The Colorado Avalanche's Star Power Is Unmatched — Maybe Ever
With Nathan MacKinnon, Cale Makar and Martin Nečas all on historic trajectories, Colorado has assembled a top-end trio the salary-cap era was supposed to prevent.

Hockey superteams weren’t supposed to exist anymore in the NHL’s salary-cap era, which theoretically leveled the playing surface talent-wise between rich and poor teams, big and small markets, and so forth. If the cap worked as intended, the best clubs wouldn’t be able to hoard great players on their rosters without having to make huge sacrifices.
But after a real trend toward leaguewide parity that lasted from the post-lockout half of the 2000s through most of the 2010s, we started to see juggernauts emerge again as challengers for records like the 1996 Detroit Red Wings’ 62 wins and the 1977 Montreal Canadiens’ 132 points. First came the 2019 Tampa Bay Lightning and their record-tying win tally; then, the 2023 Boston Bruins shattered both that mark and the points record. Now it feels like every few years, we get one of these loaded teams where everything clicks, and suddenly the ceiling looks exactly like it did before the cap ever existed.
The latest of those is this year’s Colorado Avalanche squad — and while it might not end up breaking the Bruins’ records, it does have one of the strongest collections of high-end talent assembled on a single roster we’ve ever seen.

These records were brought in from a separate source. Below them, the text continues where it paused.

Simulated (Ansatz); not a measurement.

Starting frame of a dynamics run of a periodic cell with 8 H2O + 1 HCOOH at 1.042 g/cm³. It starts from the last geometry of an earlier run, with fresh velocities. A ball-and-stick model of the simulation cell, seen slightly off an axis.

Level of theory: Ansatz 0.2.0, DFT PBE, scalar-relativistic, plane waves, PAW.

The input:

We’ll start with center Nathan MacKinnon, the 2024 Hart Trophy winner as league MVP who, with apologies to Connor McDavid and the rest of the NHL, might just own the sickest combination of speed, agility, hands and shooting release in the sport today:
MacKinnon has been a highly dominant player for a while now; he actually has the most Goals Above Replacement (GAR) in the league since the start of the 2022-23 season, at 94.5 — better than McDavid (92.5) or Leon Draisaitl (87.3) among skaters or Connor Hellebuyck (93.2) between the pipes. But this year, he’s on pace for a career-best adjusted GAR tally of 40.6, which would vie with the peak years of Wayne Gretzky and Bobby Orr’s careers as the best seasons by non-goalies in NHL history:
But MacKinnon isn’t the only Colorado star having a historic 2025-26 campaign. Notice that defenseman Cale Makar also shows up on the list above on pace for the best season by a blueliner not named “Orr” in league history. Makar is a multi-time Norris Trophy winner as the league’s best D-man — and the defending winner of the award — as well as the game’s most productive at the position by GAR since 2021-22 (with 111.4, miles better than No. 2 Quinn Hughes’ total of 83.4), but even by his standards this season has been a banner one for the 27-year-old with an insane mix of skating, stamina and skill in his own right:
Because of this, the Avalanche own the two best players in the league this season by GAR, building on what is a historic forward-defenseman pairing the game hasn’t really seen since perhaps Gretzky and Paul Coffey on the high-flying, 1980s-era Edmonton Oilers — if not earlier. Their 74.9 adjusted GAR as a two-man combination of teammates is on pace to rank second among any pair of skaters on the same roster in a single season in NHL history, trailing only Orr and Phil Esposito (who combined for 76.6 adjusted GAR) on the 1971 Boston Bruins:
But wait, there’s more! As if MacKinnon and Makar weren’t enough, the Avs also have another of the league’s Top 5 players in GAR this season, in the form of forward Martin Nečas.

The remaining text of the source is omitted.